Federal Regulators Publicly Acknowledge That Five Big Banks Fail Credibility Test, Remain Major Threats to U.S. Economy

April 13, 2016

Federal Regulators Publicly Acknowledge That Five Big Banks Fail Credibility Test, Remain Major Threats to U.S. Economy

Statement of Bart Naylor, Financial Policy Advocate for Public Citizen’s Congress Watch Division

Note: Today, federal regulators gave failing grades to five major banks on their mandatory plans for how they would resolve their businesses in the event of insolvency, which are known as “living wills.” These banks whose proposals were deemed failing include JP Morgan Chase & Co., Bank of America, Wells Fargo, Bank of New York Mellon, and State Street.

Regulators failed to deem the living wills “credible.” That’s a welcome acknowledgment of the barren reality that these behemoths remain threats to the U.S. economy’s financial stability. Now regulators must take another brave step and order major divestitures, ideally a wholesale break-up of these institutions.

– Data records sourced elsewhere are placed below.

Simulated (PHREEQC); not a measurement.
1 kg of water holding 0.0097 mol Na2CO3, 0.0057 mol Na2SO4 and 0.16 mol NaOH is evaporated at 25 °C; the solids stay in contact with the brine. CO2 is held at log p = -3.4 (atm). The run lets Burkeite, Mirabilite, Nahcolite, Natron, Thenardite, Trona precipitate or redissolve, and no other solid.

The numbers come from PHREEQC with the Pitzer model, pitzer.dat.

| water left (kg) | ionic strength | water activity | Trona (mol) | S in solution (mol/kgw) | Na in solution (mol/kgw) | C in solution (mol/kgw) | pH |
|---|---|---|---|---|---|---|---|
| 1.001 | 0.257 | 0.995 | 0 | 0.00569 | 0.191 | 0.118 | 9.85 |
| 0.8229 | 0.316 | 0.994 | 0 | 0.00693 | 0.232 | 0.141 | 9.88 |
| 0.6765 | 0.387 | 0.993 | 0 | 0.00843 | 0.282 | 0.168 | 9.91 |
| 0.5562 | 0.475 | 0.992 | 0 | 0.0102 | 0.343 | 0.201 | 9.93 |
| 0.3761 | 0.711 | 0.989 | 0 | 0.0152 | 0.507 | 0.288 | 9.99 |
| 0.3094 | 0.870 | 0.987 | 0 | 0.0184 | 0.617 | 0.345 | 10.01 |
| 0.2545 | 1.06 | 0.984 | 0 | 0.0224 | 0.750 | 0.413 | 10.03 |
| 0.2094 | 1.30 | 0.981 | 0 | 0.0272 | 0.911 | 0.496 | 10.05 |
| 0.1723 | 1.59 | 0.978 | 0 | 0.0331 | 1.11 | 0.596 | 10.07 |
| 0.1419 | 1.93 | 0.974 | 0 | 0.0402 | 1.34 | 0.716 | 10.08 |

Let’s be clear: Firms such as JP Morgan Chase & Co. specialize in the reconfiguration of major businesses through mergers and acquisitions. The fact that they can’t credibly explain a rapid disposal of their own assets and liabilities in an orderly resolution emphasizes that such a task is impossible.

Public Citizen is actively pressing for mega-bank break-ups. We have advanced resolutions at JPMorgan and Citigroup that call for a break-up study. We think the regulators’ actions today support our case.